A computational exploration of the Corpus Platonicum and its influence on the corpus of Ancient Greek literature
When I was only thirteen years old, I faced one of the hardest decisions in my academic life: the choice between learning ancient Greek or being trained in Computer Science. Back then I opted for ancient Greek and followed my interest in Computer Science outside the school curriculum. Little did I know that I would be able to connect those two seemingly different interests in 2017 at the Center for Hellenic Studies. Although I’d already recognised the potential of computer-aided classical philology when I wrote a very traditional text-critical commentary on parts of Petronius’ Satyrica, it was my subsequent employment at the department of Digital Humanities at the University of Leipzig and involvement in its many collaborations that allowed me to produce my own theories on Historical Language Processing and Complex Computational Philology. Now, in 2017, and thanks to the support of CHS, I finally have the chance to resolve my teenage dilemma by applying my computational and philological knowledge to one of the most influential philosophical corpora in history: the Corpus Platonicum.
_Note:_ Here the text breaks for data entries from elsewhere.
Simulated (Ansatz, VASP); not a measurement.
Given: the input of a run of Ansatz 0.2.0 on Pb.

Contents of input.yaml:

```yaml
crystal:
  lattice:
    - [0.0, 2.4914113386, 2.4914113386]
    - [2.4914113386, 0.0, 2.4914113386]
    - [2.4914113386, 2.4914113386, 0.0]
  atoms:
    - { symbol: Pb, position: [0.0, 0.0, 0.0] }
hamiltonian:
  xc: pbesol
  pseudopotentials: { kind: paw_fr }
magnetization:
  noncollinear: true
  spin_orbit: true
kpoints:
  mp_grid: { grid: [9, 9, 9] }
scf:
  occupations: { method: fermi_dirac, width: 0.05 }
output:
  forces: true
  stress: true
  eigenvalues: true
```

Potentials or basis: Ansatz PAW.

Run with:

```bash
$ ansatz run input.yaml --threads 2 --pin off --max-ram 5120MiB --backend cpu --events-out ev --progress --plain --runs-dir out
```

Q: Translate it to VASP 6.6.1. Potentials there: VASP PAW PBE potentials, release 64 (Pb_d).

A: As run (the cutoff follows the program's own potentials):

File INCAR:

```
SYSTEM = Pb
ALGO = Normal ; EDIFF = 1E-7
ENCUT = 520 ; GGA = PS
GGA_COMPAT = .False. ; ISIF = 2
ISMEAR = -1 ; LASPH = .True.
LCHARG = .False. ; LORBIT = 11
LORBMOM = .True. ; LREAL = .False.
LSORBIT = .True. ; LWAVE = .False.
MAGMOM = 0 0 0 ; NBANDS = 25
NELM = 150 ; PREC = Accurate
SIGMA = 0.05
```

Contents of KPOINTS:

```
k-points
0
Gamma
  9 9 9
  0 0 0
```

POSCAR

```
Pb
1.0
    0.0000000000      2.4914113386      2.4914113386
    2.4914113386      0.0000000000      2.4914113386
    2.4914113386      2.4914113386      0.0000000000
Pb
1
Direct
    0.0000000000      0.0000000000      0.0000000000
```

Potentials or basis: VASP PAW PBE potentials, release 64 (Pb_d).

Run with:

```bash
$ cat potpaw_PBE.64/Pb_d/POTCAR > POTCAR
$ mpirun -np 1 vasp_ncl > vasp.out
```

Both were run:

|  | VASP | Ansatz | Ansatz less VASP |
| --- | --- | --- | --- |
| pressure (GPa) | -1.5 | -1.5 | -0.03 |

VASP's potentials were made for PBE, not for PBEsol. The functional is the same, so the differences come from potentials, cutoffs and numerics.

The Corpus Platonicum is one of the most well-known works of ancient literature and yet it still has unresolved challenges regarding its tetralogical form and the authorship of some works. For scholars, tracing its ideas through two millennia of Greek literature can be a daunting task that not only requires intimate knowledge of the Corpus Platonicum, but also the reading and manual analysis of several million words of Greek. Fortunately, the last decade of Natural Language Processing has developed promising automated analytical methods to process huge amounts of texts. Furthermore, over this same time period, a lot of work has been going on behind the scenes: the Perseus Digital Library and the Open Greek and Latin Project have digitised and curated the preponderance of the Corpus Platonicum. In collaboration with CHS, in what is called the First Thousand Years of Greek Project, OGL has also made the Definitiones of the Corpus Platonicum machine-actionable. My project is therefore timed to build on the work of Perseus, OGL, and CHS, because now, for the first time in history, it is possible to use computational analyses for the whole Corpus Platonicum. This means we can try to disclose complex patterns and intratexuality in this corpus and can help train a machine to detect platonic thinking in a huge corpus of unclassified ancient Greek text.
Often, when Classics scholars think of this kind of digital research, they first think of simple search functionality; yet, it offers so much more. Put simply, complex computational textual research can be broken down into a number of analysis and synthesis processes: researchers distil information from the text in individual analyses and can combine them to form more complex arguments. For instance, individual analyses of functional words, co-occurrence of words, topic-modelling, metrical analysis, or morpho-syntactical analysis can be combined for clustering or classifying text. Additionally, the robust citation architecture provided by CTS further allows us to combine the results of relatively simple analyses into a complex decision pattern that can help to cluster the Corpus Platonicum efficiently, revealing information and producing the statistical basis for decisions regarding authorship and intratexual relations. Therefore, my hope is that this will produce a deeper understanding of the intratextual relations within the Corpus Platonicum and the intertextual relations within all Greek literature accessible through CTS citation at OGL and Perseus.
Thomas Koentges is an Akademischer Assistent (Assistant Professor) at the Alexander-von-Humboldt Department of Digital Humanities at the University of Leipzig, Germany. After completing a traditional PhD summa cum laude in Classics (University of Otago, New Zealand), his research broadened and is now located in digital humanities: in particular, the effects of the organization and delivery of cultural heritage metadata on the work of humanities researchers, the computational research of historical languages, topic modelling, digital stemmatology, and citizen science, as well as the research and production of digital editions and the curation of digital images of manuscripts. His topic-modelling methods have been used when researching Latin literature at the University of Leipzig and have since been applied to other morphologically complex languages, including Ancient Greek, Arabic, Sanskrit, and Persian. Several higher education institutions are using the alpha version of his Latent-Dirichlet-Allocation topic modelling app, (Meletē)ToPān v.0.2. During the CHS fellowship he plans to apply these methods to the Corpus Platonicum and the corpus of Greek literature collected and enriched by CHS and the Perseus Project.